I really love ZeroMQ. We used it at LogNormal for all of the back end RPC. We did run into one issue though. If your 0MQ servers (the ones that call bind) run on a virtual host, as do your clients (the ones that call connect), and if that virtual host reboots, then the clients do not automatically reconnect to the server. I didn't quite have the time to investigate this, but from what I could tell, it only happens with virtual hosts across a reboot. It may have to do with iptables rules that we have in place (we have an IP whitelist), but I can't be certain of this.
I've never come across this. I'm able to kill my server (the one with the REP sockets), submit a form on the web page, have the HTTP request in the browser hang (that under the hood proxies to ZeroMQ), start up the server, and have the request in the browser get replied to almost immediately. But I've only been running ZeroMQ in topologies with two nodes at most, no advanced routing etc.
when you say kill the server, do you mean kill the server process or kill the box that the server runs on? I have no problem with the former, but I have a problem with the latter, and I can't tell why. It's pretty consistent.
It's a TCP issue. When the other end of the connection goes away silently (power goes of, cable is cut off etc.) TCP doesn't inform ZeroMQ that the connection is broken, so ZeroMQ uses it furthe without trying to handle the error.
It's only an issue with TCP if you forget to enable keep-alive (http://www.gnugk.org/keepalive.html). Keep-alive solves this problem, and it solves other problems too, like when your network equipment decides a connection is no longer needed and disables it. Or, you can implement application-level heartbeats--whenever you send you have the chance to recognize that your peer has gone away.

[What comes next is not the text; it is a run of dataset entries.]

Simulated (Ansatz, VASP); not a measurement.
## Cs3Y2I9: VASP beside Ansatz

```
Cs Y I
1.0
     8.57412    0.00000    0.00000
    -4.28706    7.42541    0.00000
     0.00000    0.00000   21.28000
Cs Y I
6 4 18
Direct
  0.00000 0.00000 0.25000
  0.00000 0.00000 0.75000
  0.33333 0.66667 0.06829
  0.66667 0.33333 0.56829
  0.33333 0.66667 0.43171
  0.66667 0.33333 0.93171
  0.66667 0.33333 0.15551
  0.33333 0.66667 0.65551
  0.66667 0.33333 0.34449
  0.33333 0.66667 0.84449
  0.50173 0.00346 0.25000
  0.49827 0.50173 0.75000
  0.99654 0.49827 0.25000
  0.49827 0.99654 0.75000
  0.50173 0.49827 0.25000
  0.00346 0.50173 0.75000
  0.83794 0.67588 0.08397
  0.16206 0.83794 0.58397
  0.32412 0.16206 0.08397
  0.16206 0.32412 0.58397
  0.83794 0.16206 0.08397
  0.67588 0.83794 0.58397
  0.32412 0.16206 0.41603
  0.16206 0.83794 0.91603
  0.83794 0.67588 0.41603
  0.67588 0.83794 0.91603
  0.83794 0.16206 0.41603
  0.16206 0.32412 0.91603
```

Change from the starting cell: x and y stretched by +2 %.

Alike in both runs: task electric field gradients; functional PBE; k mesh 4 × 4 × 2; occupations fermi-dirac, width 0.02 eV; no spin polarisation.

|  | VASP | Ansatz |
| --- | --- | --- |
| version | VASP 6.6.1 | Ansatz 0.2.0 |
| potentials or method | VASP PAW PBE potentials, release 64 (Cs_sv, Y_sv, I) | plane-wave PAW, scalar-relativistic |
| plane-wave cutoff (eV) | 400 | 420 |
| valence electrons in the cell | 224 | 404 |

I mean "kill -9" on the server process. I'm not under that much load, though. From reading the other comments, my suspect is REQ/REP socket lockstep, which I've never encountered, but that I guess would happen if something dies while the REQ server waits for a reply that it never gets. Do you have timeout handling in your system?
I suspect it is something in you setup -- that is a use case that ZMQ is specifically very good at... the fact that you can start the client before or after you start the server (doesn't apply to inproc) is awesome.